Paul Onwuanibe runs Landmark Africa, he left the global property and managed offices company “Regus” in the UK to start Landmark in Africa. Just like Regus, they also provide managed offices to companies.

PHOTO: GOOGLE

Next Century’s Office
Paul Onwuanibe runs Landmark Africa, he left the global property and managed offices company “Regus” in the UK to start Landmark in Africa. Just like Regus, they also provide managed offices to companies. They are doing this in in over 20 African countries. Paul is one of the people I admire very much; he gave our team at Swifta the inspiration and boldness to scale into other African locations by adopting Landmark’s approach to doing business in the continent.

In Paul’s famous TEDx Euston talk, he mentioned that “Africa was open for business” but also gave a caveat that you cannot do the next century’s business in last century’s offices. Some global technology companies scaling to Africa use Landmark’s facilities across Africa.

The new technology enterprise does not need last century’s offices, sometimes like the web development company “Automattic,” they don’t need any physical office. Automattic is the company that built WordPress, arguably the most ubiquitous content management platform that powers a lot of sites on the Internet. Automattic has raised US$317.3 million in five funding rounds. As at May 2014, the company had a valuation of US$1.16 Billion. All the employees at Automattic work from wherever they like.  All their over 600 workers work remotely. They are either working from home or co-working locations.
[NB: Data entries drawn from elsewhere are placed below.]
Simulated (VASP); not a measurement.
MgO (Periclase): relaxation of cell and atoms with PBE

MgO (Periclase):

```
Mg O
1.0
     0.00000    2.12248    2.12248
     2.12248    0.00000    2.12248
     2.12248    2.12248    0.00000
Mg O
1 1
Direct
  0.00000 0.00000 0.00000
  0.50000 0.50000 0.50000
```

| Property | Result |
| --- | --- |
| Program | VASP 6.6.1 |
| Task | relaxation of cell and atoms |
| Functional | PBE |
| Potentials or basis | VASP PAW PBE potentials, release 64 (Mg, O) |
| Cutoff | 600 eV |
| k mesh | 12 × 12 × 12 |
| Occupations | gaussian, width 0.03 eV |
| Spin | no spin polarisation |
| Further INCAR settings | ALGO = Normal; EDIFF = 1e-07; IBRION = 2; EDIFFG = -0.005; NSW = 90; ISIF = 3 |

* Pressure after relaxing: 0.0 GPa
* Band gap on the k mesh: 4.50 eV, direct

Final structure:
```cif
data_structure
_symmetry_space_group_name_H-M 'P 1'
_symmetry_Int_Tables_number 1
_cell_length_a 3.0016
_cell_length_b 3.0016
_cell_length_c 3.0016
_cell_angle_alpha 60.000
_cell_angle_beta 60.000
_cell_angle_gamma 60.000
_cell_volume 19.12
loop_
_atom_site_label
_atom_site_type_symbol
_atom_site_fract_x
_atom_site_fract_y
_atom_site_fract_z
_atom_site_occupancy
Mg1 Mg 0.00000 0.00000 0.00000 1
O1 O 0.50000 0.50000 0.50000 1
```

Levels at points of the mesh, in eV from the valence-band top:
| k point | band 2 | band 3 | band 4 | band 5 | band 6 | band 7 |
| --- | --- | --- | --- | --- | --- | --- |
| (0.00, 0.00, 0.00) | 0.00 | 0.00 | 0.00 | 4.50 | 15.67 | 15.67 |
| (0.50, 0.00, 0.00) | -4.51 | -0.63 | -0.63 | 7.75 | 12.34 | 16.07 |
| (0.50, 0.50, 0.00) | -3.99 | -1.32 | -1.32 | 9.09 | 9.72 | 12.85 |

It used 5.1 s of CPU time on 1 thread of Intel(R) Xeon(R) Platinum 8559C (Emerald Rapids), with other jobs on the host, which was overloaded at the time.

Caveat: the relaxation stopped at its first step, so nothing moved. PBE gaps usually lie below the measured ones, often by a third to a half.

Telecommuting and remote working are no longer the exception but the rule for high growth technology companies. Older companies are jumping on the bandwagon as well. WeWork is, without doubt, the most prominent Co-working space company in the world at a valuation of $16 Billion. WeWork offers its clients shared, flexible-lease offices in 113 locations in 33 countries. The company revealed recently that a large chunk of their tenants are large corporations. Corporations who don’t want the overhead and hassles of running their offices at several locations as they expand into new markets.

The Next Century’s Business Models
The next century’s offices are “shared co-working spaces” provided by 3rd parties like Landmark and Wework. The next century’s worker is now someone who chooses to work at home or a convenient co-working space. A lot of young people use Starbucks or coffee shops around the world providing free wifi for the same purpose. The owners of Cafe Neo in Nigeria are sometimes overwhelmed by young people who only come to take advantage of their environment to meet and get work done. The next century’s workers are already in abundance in Nigeria.

When we decided to start operating in several African countries, we were lucky to have clients we had to support from their offices. Our engineers worked daily from those client locations but also had to assist each other remotely from those sites. We have a model called “24/7/365 Mesh Support”. We also had “roaming” teams who had to manage the customer relationships and engineers. We could not even afford to rent space from managed office providers. We relied on coffee shops like Cafe Java in Uganda, hotel bars, and restaurants to work and conduct team meetings.

Apart from flexible locations, we were able to manage remote teams because mobile and cloud messaging services became commonplace. We were probably the first company to adopt Google’s G-suite (then called Google Apps) to manage and run remote workers and teams in Africa. We didn’t need people to come to the office every morning, and they could work from anywhere they are located. At some point, I managed nine remote teams all by myself while roaming from Nigeria. I still work remotely until this day from any country I find myself in. I have not met a number of my colleagues physically.

The Next Century’s Worker
One of the things I discovered after all these years of doing remote work is that it is a massive cultural shift. Not everyone in Africa likes their job done remotely, and not everyone understands how to work remotely. We initially built a hybrid of people permanently embedded at client sites but managed remotely. The intention was to move the teams to full remote work eventually. This model worked best with larger multinational companies who expected everyone to come to them. The model was difficult for smaller customers, and they were very wary. Some would want to go and see your office to make sure you were for real. I have had bank clients send people to come surreptitiously into our work locations to confirm that we were genuine. This concern is understandable especially with all the online fraud going on. Banks are also prone to such fraudulent activities.

I also learned that not many businesses understand that a services business can work with you without owning a fancy office. We have lost a lot of business because we didn’t show people a sizeable elegant workspace on the high street. We have also lost potential hires who love to work in those kinds of spaces. We used to have one of those fancy offices in Ikoyi, it was convenient for me when I also lived in Ikoyi, but I later learned that the overhead was unnecessary. We closed it down, and I started working from home in Lagos until we needed a larger local team and we reopened and got a place where people could both live and work.

Thanks to tech advances in communication, the next century’s technology worker does not have to commute to do a 9 to 5. Actual productivity and results are now more important than seeing an office full of people who are on the bench or “under furniture.” The term under the furniture was coined by Accenture consultants to mean people stuck in the office instead of being busy doing billable work at client locations. The next century’s worker can build another Billion dollar company just as Mark Zuckerberg did from his dorm room. We now have them in abundance in Nigeria and Africa.